The Mary Parker Follett Network
Unity, not uniformity, must be our aim. - MPF
I just discovered Follett and wrote a short article about her for the Conscious Leadership Guild, published here:
It looks like one must join the Guild in order to read the article, no?
Matthews, my apologies if that is the case. Here is a copy of the article:
Mary Parker Follett: Underappreciated Visionary
By John Renesch
For Conscious Leadership Guild
It isn’t often that I feel shocked when learning about a visionary business person I have never heard of, especially at my age, but I was recently. Mary Parker Follett (1868-1933) died four years before I was born yet I only recently learned she pioneered the fields of management and leadership, a field I have specialized in for decades. Warren Bennis, the late leadership guru and a cherished colleague of mine, said of her (according to Wikipedia):
Just about everything written today about leadership and organizations comes from Mary Parker Follett's writings and lectures.
A big part of my surprise when learning about Follett was that I had considered Bennis the godfather of leadership wisdom much like I had considered Peter Drucker the godfather of management theory, at least here in the U.S.A. After learning of Follett I discovered that Drucker had called her “the brightest star in the management firmament” (according to a June 2021 issue of Time magazine). She’s also referred to as the “Mother of Modern Management.”
According to some, Follett coined the term “transformational leadership.” Here is an excerpt from a 1991 scholastic paper1: “…writings and lectures by Mary Parker Follett from as early as 1927 that contained references to transformational leadership.”

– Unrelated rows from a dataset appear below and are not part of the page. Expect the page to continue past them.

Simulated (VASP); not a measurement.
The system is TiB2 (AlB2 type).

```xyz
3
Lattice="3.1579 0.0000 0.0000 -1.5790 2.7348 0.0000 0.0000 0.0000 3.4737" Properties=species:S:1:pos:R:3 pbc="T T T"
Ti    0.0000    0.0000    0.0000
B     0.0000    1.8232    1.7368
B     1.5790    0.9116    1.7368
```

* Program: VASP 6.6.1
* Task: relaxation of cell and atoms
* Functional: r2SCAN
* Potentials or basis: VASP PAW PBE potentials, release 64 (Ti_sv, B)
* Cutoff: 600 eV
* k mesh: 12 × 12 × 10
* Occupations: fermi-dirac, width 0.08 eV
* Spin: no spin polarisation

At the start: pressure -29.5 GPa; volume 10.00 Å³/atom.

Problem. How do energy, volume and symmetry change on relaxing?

Along with shock and surprise I eventually felt anger at the way accomplished women were (and still are) almost invisible despite their enormous contributions to our society. Here two of my heroes, Bennis and Drucker, who were admittedly standing on Follett’s shoulders yet even with their acknowledgement she remained “the forgotten business guru2.” Drucker lamented that she had “become a nonperson.”
As I conclude this short editorial I’m left wanting to acknowledge this woman’s contribution to the field of leadership in some way – a way not yet clear to me.
* * * * * * *
Time magazine, June 15, 2021
Thank you for posting it here, John.